According to a report from the regional investigative website Maka Angola, the local division of Chevron might discharge “at least 12,000 tons” of drill debris and 6 million liters of oil annually.

Maka Angola referenced a letter from the Angolan oil ministry to William Lacobie, the director general of Cabinda Gulf Oil Co. (Cabgoc), that was leaked. Chevron requested that the ministry extend the new discharge regulations until July 2023, and the ministry agreed.

The approval came from the oil ministry, following consultations with the regulator, Agência Nacional de Petróleo Gás e Biocombustíveis (ANPG).

Maka Angola said the letter demonstrated Chevron was engaging in “backroom deals with Angolan officials to avoid having to abide by the letter and spirit of the law.”

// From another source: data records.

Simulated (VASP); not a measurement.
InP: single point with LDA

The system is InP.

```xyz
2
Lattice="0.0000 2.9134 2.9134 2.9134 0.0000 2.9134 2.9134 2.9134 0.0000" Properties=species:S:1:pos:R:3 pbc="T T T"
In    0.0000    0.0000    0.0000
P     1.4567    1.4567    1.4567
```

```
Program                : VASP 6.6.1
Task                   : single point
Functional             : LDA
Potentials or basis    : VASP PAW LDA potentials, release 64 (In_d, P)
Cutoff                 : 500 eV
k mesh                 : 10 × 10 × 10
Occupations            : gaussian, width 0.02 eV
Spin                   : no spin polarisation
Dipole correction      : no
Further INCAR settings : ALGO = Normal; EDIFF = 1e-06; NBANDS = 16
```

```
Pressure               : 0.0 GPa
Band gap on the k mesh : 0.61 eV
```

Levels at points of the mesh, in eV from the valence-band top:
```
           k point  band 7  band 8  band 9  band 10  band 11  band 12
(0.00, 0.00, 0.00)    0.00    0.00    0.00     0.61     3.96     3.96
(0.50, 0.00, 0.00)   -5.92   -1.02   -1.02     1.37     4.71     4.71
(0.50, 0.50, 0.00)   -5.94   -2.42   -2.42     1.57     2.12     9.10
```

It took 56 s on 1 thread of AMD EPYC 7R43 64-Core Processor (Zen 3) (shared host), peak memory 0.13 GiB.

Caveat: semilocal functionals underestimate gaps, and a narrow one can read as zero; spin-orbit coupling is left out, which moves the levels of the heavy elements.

The authorization applies to Block 0 and Block 14, both in the northern part of Angola’s offshore, around the Cabinda exclave.

Angola adopted a zero-waste policy in 2014 under Decree 97/14, and it came into force in 2015.

There was an initial moratorium for new exploration in the ultra-deepwater, Maka Angola reported. Block 0 has water depths of up to 160 meters, while Block 14 has water depths of around 1,200 meters.

Dumping cuttings in the water has an “adverse impact… on marine life,” in addition to being a “potential hazard to human health,” Maka Angola said.

It was unclear what Cabgoc’s cuttings were made of.

Oil-based drilling fluid disposal was prohibited by the OSPAR Commission in 1987, and the discharge of untreated cuttings was prohibited in 1992. Only under “special and very uncommon conditions” may an operator dispose of contaminated cuttings.

The Ministério dos Recursos Minerais, Petróleo e Gás (MIREMPET) defended its decision to Maka Angola. Cabgoc does not have “the capacity to deal with the effluent in situ in the specific case of the Tombua-Landana Block 14”. The project, it said, is at the end of its life with limited resources remaining.

Collecting and transporting waste to Luanda or Soyo would be too expensive, it said.